Controversial Springbok coach Peter De Villiers has yet again come out with some puzzling views on the recent second Test in the British & Irish Lions series.
De Villiers, who often baffles journalists with his strange analogies and generally confusing approach to the media, came out saying that he didn’t think the Schalk Burger eye-gouge incident was worthy of a sending off at all.
Yesterday in at a press conference in Johannesburg, De Villiers once again faced the media, and once again defended Burger, adament that his actions werent deliberate. He also went on to suggest that if you can’t appreciate rugby as a contact sport, you should take up ballet.
“I’m telling you, I watched the TV footage and I’m not saying anything otherwise I will go against everything we decided as a team. I watched the TV footage and I am still convinced there was nothing that he did on purpose. For Schalk himself when he watched it, he was like: ‘Oh my!’. But he never meant to go to anybody’s eye,” De Villiers stressed.
When asked if he thinks the Burger incident overshadowed a historic win, De Villiers lit up.
“You know what, 29 years we’ve waited for this grrrreat occasion. 29 years! And we are going into the third Test with the series sealed. We are the winners of the British and Irish Lions series, and we are happy about it. This country can now rejoice and be positive for the next twelve years. So I would love the Lions supporters to honour the fact that we won this thing.
“It was tough and the hardest Test series I have seen in a long time. We came back from a a poor start and I never thought we would be able to do that, because this is a brilliant Lions team that we are up against,” he said.
Late on Monday he cleared up what he had said about the incident, apologising for the misconception and explaining that he made his comments based on what he knows of Burger the player, not on what occurred.

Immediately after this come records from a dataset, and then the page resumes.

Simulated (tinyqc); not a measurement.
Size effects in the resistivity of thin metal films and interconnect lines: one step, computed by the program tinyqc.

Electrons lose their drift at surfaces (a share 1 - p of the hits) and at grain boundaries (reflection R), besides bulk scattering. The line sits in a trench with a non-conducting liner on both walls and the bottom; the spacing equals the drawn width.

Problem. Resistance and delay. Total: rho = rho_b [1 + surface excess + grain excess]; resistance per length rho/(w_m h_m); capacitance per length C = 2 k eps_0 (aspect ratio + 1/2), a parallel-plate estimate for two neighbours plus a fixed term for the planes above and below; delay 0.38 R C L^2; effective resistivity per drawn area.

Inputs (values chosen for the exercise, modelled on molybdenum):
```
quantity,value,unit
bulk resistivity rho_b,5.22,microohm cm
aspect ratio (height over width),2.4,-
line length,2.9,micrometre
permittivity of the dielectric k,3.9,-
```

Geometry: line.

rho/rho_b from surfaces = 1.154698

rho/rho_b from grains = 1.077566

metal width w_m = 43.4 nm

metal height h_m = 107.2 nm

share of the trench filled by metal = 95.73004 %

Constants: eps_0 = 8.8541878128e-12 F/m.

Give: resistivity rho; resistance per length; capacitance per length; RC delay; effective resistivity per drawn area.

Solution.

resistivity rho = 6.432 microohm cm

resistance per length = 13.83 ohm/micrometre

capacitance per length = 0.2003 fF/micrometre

“It was never my intention to suggest that I condone foul play. That is the last thing I would ever do and I apologise for that impression,” he said.
SARU president Oregan Hoskins made an official apology: “We would like to apologise to the rugby community for the erroneous impression that acts of foul play are in any way condoned by South African rugby.”
Is PDV barking mad, or just misunderstood and really bad at working with the media?